Over the weekend I had the pleasure of attending the wedding of a couple of close friends from highschool. It got me thinking about wedding traditions, particularly the wedding cake. I thought that it would be interesting to explore the its origin, and how it has developed throughout history.

The original concept for the wedding cake can be found in the ancient Roman Empire. Unlike the sweet and heavily iced cakes of the 21st century, these were made of whole wheat flour. Although the preparation and decoration of the cakes was vastly different at this time, it still enjoyed the same attention and focus.

There are some curious wedding cake customs that are now long forgotten. Let’s just say that they are somewhat more eccentric than merely witnessing the newly weds cut the cake together…

For example, the aforementioned ancient bread cake was broken into small pieces over the bride’s head. Upon completing this ritual, guests would eat the pieces, as it was considered it to be a good omen. Can I just say that nobody better try this on my wedding day. I’m not getting up at 5am for styling just to have it turned into bread-hair.

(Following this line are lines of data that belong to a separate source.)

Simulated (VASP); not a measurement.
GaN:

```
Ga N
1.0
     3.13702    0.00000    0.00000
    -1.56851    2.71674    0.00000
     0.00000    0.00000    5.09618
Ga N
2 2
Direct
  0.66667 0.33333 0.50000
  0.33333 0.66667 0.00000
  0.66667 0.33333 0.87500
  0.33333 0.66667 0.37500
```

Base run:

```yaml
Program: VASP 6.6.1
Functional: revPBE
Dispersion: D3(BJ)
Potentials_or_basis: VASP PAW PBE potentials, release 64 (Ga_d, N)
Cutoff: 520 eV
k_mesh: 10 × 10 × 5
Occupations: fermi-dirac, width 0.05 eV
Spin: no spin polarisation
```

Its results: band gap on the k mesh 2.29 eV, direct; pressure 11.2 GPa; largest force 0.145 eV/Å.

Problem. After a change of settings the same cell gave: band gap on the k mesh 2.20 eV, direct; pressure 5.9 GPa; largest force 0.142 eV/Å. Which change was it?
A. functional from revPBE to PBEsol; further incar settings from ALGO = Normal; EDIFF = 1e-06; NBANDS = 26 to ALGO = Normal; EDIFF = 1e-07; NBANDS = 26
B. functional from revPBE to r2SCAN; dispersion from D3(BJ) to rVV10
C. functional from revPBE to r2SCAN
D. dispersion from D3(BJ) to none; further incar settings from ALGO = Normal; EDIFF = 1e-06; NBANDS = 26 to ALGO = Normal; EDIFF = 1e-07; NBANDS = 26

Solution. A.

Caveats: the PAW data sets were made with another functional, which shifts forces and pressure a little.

From Medieval England, there are accounts of a custom that involved placing large amounts of sweet buns in front of the newly weds who would then attempt to kiss over the pile. If they were successful, it was considered as a sign that the couple would bear many children. This obsession with child-bearing also explains why fruit cake eventually became traditional at weddings – they were a sign of fertility and prosperity.

Always Impressive – The Croquembouche

Interestingly, the tradition of the sweet bun pile also unwittingly gave birth to a famous delicacy. It is said that a French pastry chef witnessed this custom in England and was inspired thusly to create the Croquembouche – a French wedding cake made out of a tower of profiteroles, topped with a halo of spun sugar. It was to become the signiature French wedding cake…as well as an elimination challenge in every season of Master Chef.

Around late 17th century, the wedding cake came to be known as the bride’s pie. Generally, they were mince pies made from sugary sweet breads. Every wedding guest was expected to eat a piece as it was considered both rude as well as extremely bad luck not to do so. A glass ring was hidden inside the pie, and it was believed that the female guest who found it would be the next one to be wed. This is of course reminiscent of the modern tradition of catching the bouquet.

Another interesting tradition from the 17th century was keeping a piece of cake under an unwed girl’s pillow. The custom was to break the cake into tiny pieces, which then were passed through the bride’s wedding ring. These pieces were then offered to the female guests to be placed under their pillows. By following this ritual, it was believed that they would dream of their future husband.

The 17th century also gave birth to the tradition of having two cakes – the bride’s and the groom’s. Personally, I was under the impression that this was a relatively new concept that allowed modern grooms to have a cake that wasn’t horrifyingly girly. Alas, it’s origins can be found in history.

A somewhat more…modern wedding cake.

Traditionally, the groom’s cake was a dark coloured fruit cake and was quite small in size. Comparatively, the bride’s was a simple, but large pound cake with white icing, which was used to symbolize virginity and purity.

It was during the 19th century that the groom’s cake began to disappear, as the bride’s was becoming more popular. This was largely due to sugar becoming more easily obtainable. However, this sweet commodity was still expensive and as such, only wealthy families could afford to have pure white icing. Consequently, it became something of a status symbol. This was proven only further when white icing was dubbed ‘royal icing’ after Queen Victoria used it for her own wedding cake.

The modern wedding cake, as we know it, originated from the wedding of Prince Leopold, Duke of Albany. He was married in 1882 and his cake was the first in recorded history to be completely edible. It was baked in separate layers and contained very dense icing. When the icing hardened the tiers were then stacked together – a groundbreaking innovation that had never been used before. Modern wedding cakes still use this method, but because of their size, internal support is sometimes added to each layer in the form of dowels.

So there you have it, a very brief history of the wedding cake. I must say that I had a fantastic time researching this topic – there were far more interesting and quirky anecdotes than I expected. In light of modern cakes being so versatile, and more of a reflection of the couple’s personalities, it was fascinating to discover the origins and long dead traditions of yesteryear.

In finishing, I’d like to thank Ryan and Tara for being the inspiration for this post. I know you’re going to have a wonderful (and hopefully cake-filled) life together.